I have to take somewhat of a piecemeal approach to the east side of the 100 block of S. Mangum St., as there isn't a very complete early shot of the streetscape.

Below, looking north from the tracks on Mangum St., you can see the mix of brick structures replacing the earlier wood, frame structures. The Italianiate window style (curved at the top) on the brick building would be a repeated architectural element in this block. This picture predates the construction of the Citizens' Bank on the southeast corner of Mangum and Main; the brick building on the right side of the street near the end of the block in this view would be replaced by Citizens.


Looking north, 1905.
(Courtesy Duke Archives)

This shot is all I can get from the 1920s, and only some of that repeated Italianate window pattern is visible, sort of peeking through in the right-middle portion of the shot.

(Courtesy Duke Archives)

One business in this block was the Palace Barber Shop.


Both sides of the street in the 100 block of South Mangum Street featured several establishments catering to African-Americans in the segregated era - the Lincoln Cafe on the west side, and the Palace Barber shop on the east side were two of these. Per one oral history, the primary patrons were African-American workers at the American Tobacco Company.


Looking northeast from South Mangum and the railroad tracks, with the Palace Barber Shop visible on the corner.
(Courtesy The Herald-Sun)

A great shot below, but with little of the 100 block. A train pulls out of Union Station in the 1940s. The northwest corner of Mangum and Peabody (later Ramseur) is the "Palace Barber Shop", with a bit of 117 S. Mangum St. visible as well.


Looking northeast.
(Courtesy Durham County Library)

The following series of shots show the block in 1963, where several of the buildings had been converted to a stark, modernist style.

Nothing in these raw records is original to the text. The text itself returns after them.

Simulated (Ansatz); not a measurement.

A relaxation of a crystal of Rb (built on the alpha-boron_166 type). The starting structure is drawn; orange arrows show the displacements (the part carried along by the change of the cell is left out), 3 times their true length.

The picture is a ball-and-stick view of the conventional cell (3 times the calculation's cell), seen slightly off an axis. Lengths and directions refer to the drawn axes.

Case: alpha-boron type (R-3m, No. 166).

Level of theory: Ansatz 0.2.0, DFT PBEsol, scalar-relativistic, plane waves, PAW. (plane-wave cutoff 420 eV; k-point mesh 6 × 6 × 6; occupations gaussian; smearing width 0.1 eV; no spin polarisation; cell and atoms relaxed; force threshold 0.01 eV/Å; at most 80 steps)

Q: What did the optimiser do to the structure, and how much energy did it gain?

109-111 S. Mangum. Pardon the distorion in the upper right - I merged two old photos that were never intended for merging. The modern building was likely the Italianate building in the 1905 shot.

Moving, south, 115 S. Mangum, complete with all of its original detail.



And moving south to the corner of Mangum and Peabody (Ramseur), another modernization.




Looking north at the intersection of Peabody and S. Mangum - from Pettigrew, 1966.

These buildings were urban renewal-ized in the late 1960s, and this land became the western end of the Church St. parking deck.